Monday, 25 March 2013

First Hemp Render Test

We did a test patch of render so that it will have plenty of time to dry, before we have to choose the sand we use for the render and whether we need to add any coloured oxide. For our first test we used the Australian Hemp Masonry Company bagged lime based render mix, we chose this for the ease of using a bagged product which would be consistent through each mix and because we like the fine hemp fibres in the render, so you can still see that it is a hemp house. To this we added  water and sand. Made up 1/20th of a 9kg bag, so ended up adding just over a kilo of sand. We used Sydney sand. AHMC recommended the use of river sand, however the locally available river sand in the Shoalhaven area is a dark grey. This was all right for the wall mix but is not what we want for the colour of our render. I was told by the landscaping and hardware store that the Sydney sand was what was used for rendering, that of course referred to cement rendering. The bulk Sydney sand I had seen was a light yellow, but when a bag of sand was purchased it was browner than expected.

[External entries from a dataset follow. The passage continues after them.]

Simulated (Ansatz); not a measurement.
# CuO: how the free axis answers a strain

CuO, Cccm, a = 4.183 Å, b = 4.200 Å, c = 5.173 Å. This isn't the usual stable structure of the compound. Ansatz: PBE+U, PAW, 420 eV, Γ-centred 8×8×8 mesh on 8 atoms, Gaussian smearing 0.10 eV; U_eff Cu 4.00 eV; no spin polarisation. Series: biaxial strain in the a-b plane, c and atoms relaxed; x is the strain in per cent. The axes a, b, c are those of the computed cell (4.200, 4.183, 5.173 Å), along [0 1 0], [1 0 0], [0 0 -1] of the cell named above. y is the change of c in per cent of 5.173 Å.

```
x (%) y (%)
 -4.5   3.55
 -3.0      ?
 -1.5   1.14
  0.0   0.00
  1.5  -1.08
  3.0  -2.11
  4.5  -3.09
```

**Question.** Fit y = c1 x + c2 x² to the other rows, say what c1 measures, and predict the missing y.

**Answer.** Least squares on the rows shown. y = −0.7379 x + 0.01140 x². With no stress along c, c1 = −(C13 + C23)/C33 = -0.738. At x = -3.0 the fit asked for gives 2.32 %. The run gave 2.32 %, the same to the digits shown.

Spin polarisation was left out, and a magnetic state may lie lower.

Mixing the render in a bucket
Because we were mixing a small amount we just mixed it by hand in a bucket. We chose to do a test patch behind where the kitchen cupboards will go. The hemp fibre made the mix stiffer and less plastic than a cement render. Using a hawk and float it seemed to stick to the wall quite well, although pressing the render into the wall gave that arm muscles a good work out. The wall had to be damped down before the render went on. This was a bit tricky without a sprayer and we have subsequently bought form Aldi an 8L pressure sprayer, hopefully we can damp down the internal walls with this, so we do not have to use a hose inside the house.

I have read elsewhere hemp lime render being described as like "tuna and mayonnaise", the fibres in the render certainly made it different to work with than I had expected. With cement render, it is usually put on and left for about two hours before it is floated again. We did this with the hemp render, but two hours was probably too long. The stiffer mix was too hard to push out anything but the smallest lumps. At Steve Allan's workshop he had suggested rubbing the hemp plaster mix back with a rubber glove, when it was partially set to bring the hemp fibres to the surface. He was using a different render mix, that had large hemp fibres and no sand. We tried this out, but using the AHMC render mix this brought out too much of the fibre and I prefer just a floated finish.

Test patch of render
Render rubbed more at top of the patch than bottom
 Our rendering was a bit lumpy, but with some depth guides and a bit more practise I think we can get an acceptable finish. I would still like to get some lime rendering lessons if I can find someone willing and able to teach us. We will not be able to tell the colour until it is dry, but I have sourced some yellow river sand a bit further away, but if it gives us a better colour without having to add oxide it will be worth a couple of trips with the trailer. We will try this sand next time we are on site.

Meanwhile work on the ceiling continued. We returned the broken panel lifter, the problem was very obvious and they exchanged it for a new one. The paint job on the new panel lifter is a bit patchy but the mechanics seem fine. We put ti to use finishing the second bedroom in which the last ceiling panel had to fit into a recessed section over the door that had walls on three sides. This was tricky, but after cutting a little off two of the edges it fitted acceptably well.

Ceiling in second bedroom
Work then progressed to the last of the bedroom ceilings. Following the line of the eave rafters a ceiling board would have ended just short of the built in robe. The robe was also 10cm narrower than it should have been, another mistake by the framing company, but too difficult to fix now that the frame is all up. The solution was to add some extra blocking behind the ply ceiling boards so that the end board lines up with where the ceiling abuts the robe wall. The brick pattern was continued for the ceiling in the largest bedroom even though this meant that every second row had two small boards on each end. The alternative of one big straight line down the middle of the room would have looked odd and shown up any slight difference in the spacing of the boards.